We report on the spectroscopy of radio-frequency transitions between nearly-degenerate, opposite-parity excited states in atomic dysprosium (Dy). Theoretical calculations predict that these states are very sensitive to variation of the fine-structure constant, $\alpha$, owing to large relativistic corrections of opposite sign for the opposite-parity levels. The near degeneracy reduces the relative precision necessary to place constraints on variation of $\alpha$ competitive with results obtained from the best atomic clocks in the world. Additionally, the existence of several abundant isotopes of Dy allows isotopic comparisons that suppress common-mode systematic errors. The frequencies of the 754-MHz transition in $^{164}$Dy and 235-MHz transition in $^{162}$Dy were measured over the span of two years. Linear variation of $\alpha$ is found to be $\dot{\alpha}/\alpha = (-5.8\pm6.9)\times10^{-17}$~yr$^{-1}$, consistent with zero. The same data are used to constrain the dimensionless parameter $k_\alpha$, characterizing a possible coupling of $\alpha$ to a changing gravitational potential. We find that $k_\alpha = (-5.5\pm5.2)\times10^{-7}$, essentially consistent with zero and the best constraint to date.
The same data are used to report a joint test of local Lorentz invariance and the Einstein Equivalence Principle for electrons. We present many-body calculations which demonstrate that the energy splitting of these states is particularly sensitive to violations of both special and general relativity. Lorentz violation for electrons is limited at the level of $10^{-17}$, matching or improving the best laboratory and astrophysical limits by up to a factor of 10, and gravitational redshift anomalies for electrons to the level of $10^{-8}$. With some enhancements, our experiment may be sensitive to Lorentz violation at the level of $9\times 10^{-20}$.
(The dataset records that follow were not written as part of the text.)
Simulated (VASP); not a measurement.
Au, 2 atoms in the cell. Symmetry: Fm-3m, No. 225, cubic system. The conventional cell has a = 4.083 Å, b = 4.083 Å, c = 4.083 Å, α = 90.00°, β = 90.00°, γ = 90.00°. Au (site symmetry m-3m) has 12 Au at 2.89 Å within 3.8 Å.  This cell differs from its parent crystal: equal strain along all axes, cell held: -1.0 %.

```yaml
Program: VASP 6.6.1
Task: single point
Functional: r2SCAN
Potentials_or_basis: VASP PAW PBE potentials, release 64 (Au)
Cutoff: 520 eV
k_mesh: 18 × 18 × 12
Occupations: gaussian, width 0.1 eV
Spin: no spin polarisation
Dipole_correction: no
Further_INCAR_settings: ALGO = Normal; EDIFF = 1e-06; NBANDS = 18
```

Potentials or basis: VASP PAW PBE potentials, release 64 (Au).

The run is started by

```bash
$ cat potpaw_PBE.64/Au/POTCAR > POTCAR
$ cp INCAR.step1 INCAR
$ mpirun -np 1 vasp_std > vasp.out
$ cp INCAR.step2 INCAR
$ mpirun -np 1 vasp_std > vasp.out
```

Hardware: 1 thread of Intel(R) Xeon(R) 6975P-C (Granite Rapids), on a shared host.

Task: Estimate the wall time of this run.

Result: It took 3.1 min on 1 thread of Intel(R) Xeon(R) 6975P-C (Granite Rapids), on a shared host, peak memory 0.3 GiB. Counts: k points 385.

We also report measurements of the differential polarizability between the nearly degenerate, opposite parity states. The differential scalar and tensor polarizabilities due to additional states were measured for the $|M| = 7,\dots,10$ sublevels in $^{164}$Dy and $^{162}$Dy and determined to be $\overline{\balpha}_{\sss BA}^{(0)} = 180\,(45)_\text{stat}\,(8)_\text{sys}$ mHz cm$^2$/V$^2$ and $\overline{\balpha}_{\sss BA}^{(2)} = -163\,(65)_\text{stat}\,(5)_\text{sys}$ mHz cm$^2$/V$^2$, respectively. The average blackbody radiation induced Stark shift of the Zeeman spectrum was measured around 300 K and found to be $-34(4)$~mHz/K and $+29(4)$~mHz/K for the $^{164}$Dy and $^{162}$Dy isotopes, respectively. We conclude that ac-Stark related systematics will not limit the precision of a search for variation of the fine-structure constant, using dysprosium, down to the level of $|\dot{\alpha}/\alpha|=2.6\times10^{-17}$~yr$^{-1}$ for a one-year experiment.